Re: Selectors 4 and Variables

We can use the :has pseudo class and restricts his usage to achieve the same 
thing. Those allowed usages can then be extended over time, in function of 
what implementers are ready to do.

It seems clear to me that the goal of the "$" notation was to force the 
":has" to be at the last position of the selector. This allows to restrict 
the needed changes in the rule-matching algorithm to : "Allow a selector 
matching an element to have effect on his ancestrors". This mean the only 
restriction added to the system is that we should start to match CSS rules 
to the deepest point of the DOM Tree and go backward, which most UA probably 
do by now. If we allow :has everywhere, this assumption fails to be proven 
and we may need a more complex tooling to find matched elements for those 
rules, probably iterating two or more times the rule-matching algorithm each 
time a new "parent match" is found.

It may seems reasonable to restrict the :has pseudo-class to the last 
position of the selector. It achieves the same effect and it's easy to add 
more possibilities in the future without changing the syntax.

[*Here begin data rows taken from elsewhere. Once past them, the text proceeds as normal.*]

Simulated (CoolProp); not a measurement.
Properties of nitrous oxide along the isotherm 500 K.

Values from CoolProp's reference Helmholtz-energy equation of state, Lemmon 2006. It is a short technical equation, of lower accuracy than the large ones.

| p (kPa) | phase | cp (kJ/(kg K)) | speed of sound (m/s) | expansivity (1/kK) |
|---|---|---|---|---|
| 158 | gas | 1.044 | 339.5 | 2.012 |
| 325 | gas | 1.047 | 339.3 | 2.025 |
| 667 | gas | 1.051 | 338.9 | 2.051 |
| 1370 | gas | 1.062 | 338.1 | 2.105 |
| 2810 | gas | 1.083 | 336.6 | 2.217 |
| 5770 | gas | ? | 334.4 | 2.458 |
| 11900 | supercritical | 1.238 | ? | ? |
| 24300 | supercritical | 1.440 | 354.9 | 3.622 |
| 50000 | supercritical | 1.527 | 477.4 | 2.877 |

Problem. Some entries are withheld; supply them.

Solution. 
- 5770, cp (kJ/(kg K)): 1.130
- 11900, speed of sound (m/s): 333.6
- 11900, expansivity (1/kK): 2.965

(Or maybe am I missing the point?)


-----Message d'origine----- 
From: fantasai
Sent: Saturday, October 01, 2011 5:15 AM
To: www-style@w3.org
Subject: Re: Selectors 4 and Variables

On 09/30/2011 05:03 PM, Tab Atkins Jr. wrote:
>
> I thought it was generally agreed long ago that the best approach was
> to use :has() rather than a marker in the selector.  It's more general
> and allows more types of things to be expressed.

It wasn't *generally* agreed. It was only agreed by some people.

> Basically, the subject indicator is exactly equivalent to a :has()
> pseudo limited to the end of the selector:
>
> foo $bar baz {...} == foo bar:has(baz) {...}
>
> However, :has() can be placed anywhere in the selector, and so allows
> more powerful selections:
>
> label:has(:checked) + section>  p {...}

The limitation to a single branch here is intentional, due to
implementation concerns.

If I were going to do branching, I'd expand :matches() to take full
selectors rather than only compounds.

label:matches(!#$%? :checked) + section > p { ... }

This has the advantage that selectors work the same whether they
are within or without the pseudo-class argument. There's neither
implicit nor dangling combinators, as you have with :has().